Some Republican senators are opposing Judge Ketanji Brown Jackson’s nomination to the U.S. Supreme Court on the spurious ground that her record of sentencing child pornographers will endanger children — if she is confirmed.
This argument is spurious for several reasons:
First, her sentences reflect the policies of Congress and the United States Sentencing Commission (on which she served).
These institutions intended judges to distinguish among cases based of the individuals and actions before them. There are obvious differences between a kid who merely watches child pornography in his parents’ basement; an adult who is the business of using children to make such videos; and the predator who actually reaches out to children for sex.
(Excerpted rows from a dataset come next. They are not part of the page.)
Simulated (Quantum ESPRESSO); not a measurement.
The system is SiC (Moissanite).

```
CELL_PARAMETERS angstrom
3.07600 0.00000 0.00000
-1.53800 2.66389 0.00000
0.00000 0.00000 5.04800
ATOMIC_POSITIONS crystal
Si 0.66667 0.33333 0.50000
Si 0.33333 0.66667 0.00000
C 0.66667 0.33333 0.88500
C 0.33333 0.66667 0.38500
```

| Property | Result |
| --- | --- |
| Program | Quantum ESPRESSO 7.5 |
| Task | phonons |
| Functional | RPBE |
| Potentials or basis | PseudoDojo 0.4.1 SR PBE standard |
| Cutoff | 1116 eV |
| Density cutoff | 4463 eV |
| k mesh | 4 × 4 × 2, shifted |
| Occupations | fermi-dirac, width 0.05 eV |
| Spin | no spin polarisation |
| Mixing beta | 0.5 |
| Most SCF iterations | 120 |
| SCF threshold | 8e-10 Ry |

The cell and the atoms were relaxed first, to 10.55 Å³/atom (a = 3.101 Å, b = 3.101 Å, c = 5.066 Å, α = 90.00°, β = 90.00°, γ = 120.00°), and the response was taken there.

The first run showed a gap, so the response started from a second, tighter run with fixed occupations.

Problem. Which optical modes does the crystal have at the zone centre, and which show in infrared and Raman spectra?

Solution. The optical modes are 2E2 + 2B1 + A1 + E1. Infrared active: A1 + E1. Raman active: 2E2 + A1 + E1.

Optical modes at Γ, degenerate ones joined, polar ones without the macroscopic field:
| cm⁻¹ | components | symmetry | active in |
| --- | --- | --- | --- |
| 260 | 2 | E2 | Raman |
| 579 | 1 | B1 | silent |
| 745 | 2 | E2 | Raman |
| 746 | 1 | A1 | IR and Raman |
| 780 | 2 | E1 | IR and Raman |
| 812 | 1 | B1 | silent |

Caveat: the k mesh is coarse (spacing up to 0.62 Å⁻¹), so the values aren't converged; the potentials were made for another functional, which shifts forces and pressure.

These differences should be reflected in different sentences, some below — and some above — the guidelines.
Second, justices don’t sentence and only rarely decide cases involving sentencing procedures and policies.
Those issues are generally decided by Congress and the sentencing commission, which can raise sentences if they choose to.
So even those who disagree with Judge Jackson’s sentences when she was a trial judge, should be evaluating her qualifications by reference to her record on matters more relevant to service on the high court.
So why did these Republican senators harp on her sentencing decisions?
Obviously to score political points with their base.
Child pornography is a hot button issue, and by describing in detail some of the revolting images that were involved in Judge Jackson’s cases, they were trying to portray her, the Democratic president who appointed her, and the Democratic senators who support her, as soft on crime, especially crime involving children.
But that’s what confirmation hearings have lately become — partisan political theater, rather than the serious efforts to advise and consent on judicial appointments, as the Framers of our Constitution intended.
There is plenty of fault to go around.
The Republicans abused their authority by denying Judge Merrick Garland a hearing.
Some Democratic senators acted outrageously during the confirmation hearings for judges, now justices, Brett Kavanagh and Amy Coney Barrett.
President Biden was wrong to limit his choice to Black women (though his ultimate choice of Judge Jackson was excellent). And majority leader Sen. Chuck Schumer, D-N.Y., was wrong to announce in advance of the nomination that the Senate would confirm whoever Biden nominated.
Both parties may think that they gain partisan advantage from the manner in which confirmation hearings are currently conducted, but the American public loses and the dignity of the Supreme Court is diminished.
My suggestion for the future is that the president and Congress should appoint a commission of 25 distinguished lawyers, former judges, academics, and other experts on a non-partisan basis.
Whenever there is a vacancy, this commission should recommend a list of the 25 most qualified potential nominees. Such a list, if fairly comprised, would be diverse.
The president would agree to select the nominee from this list.
It was from a list of this sort that some of the great justices of the past were selected.
Prominent among them was Justice Benjamin Cardozo.
When the great Oliver Wendell Holmes retired from the Supreme Court, President Herbert Hoover asked his attorney general to prepare a list of the most qualified lawyers in America.
Included on that list, but at the very bottom, was then New York Judge Benjamin Cardozo.
Hoover looked at the list and told the attorney general that it was a good list but that it was upside down: Cardozo should be at the top.
The attorney general responded that Cardozo was a Jew and there was already one Jew on the high court; that he was a Democrat; that he was from New York which already had one justice.
President Hoover reportedly responded that he would never take religion into account, that Cardozo was a judge for all the people of the United States, and that political party could not play a role.
He then appointed Cardozo who served with great distinction for several years.
Such a non-partisan approach would seem unthinkable today, but we should aspire to such a process. In the meantime, the Senate should confirm Judge Ketanji Brown Jackson, hopefully with some Republicans who are willing and able to judge her on her merits, regardless of partisan considerations.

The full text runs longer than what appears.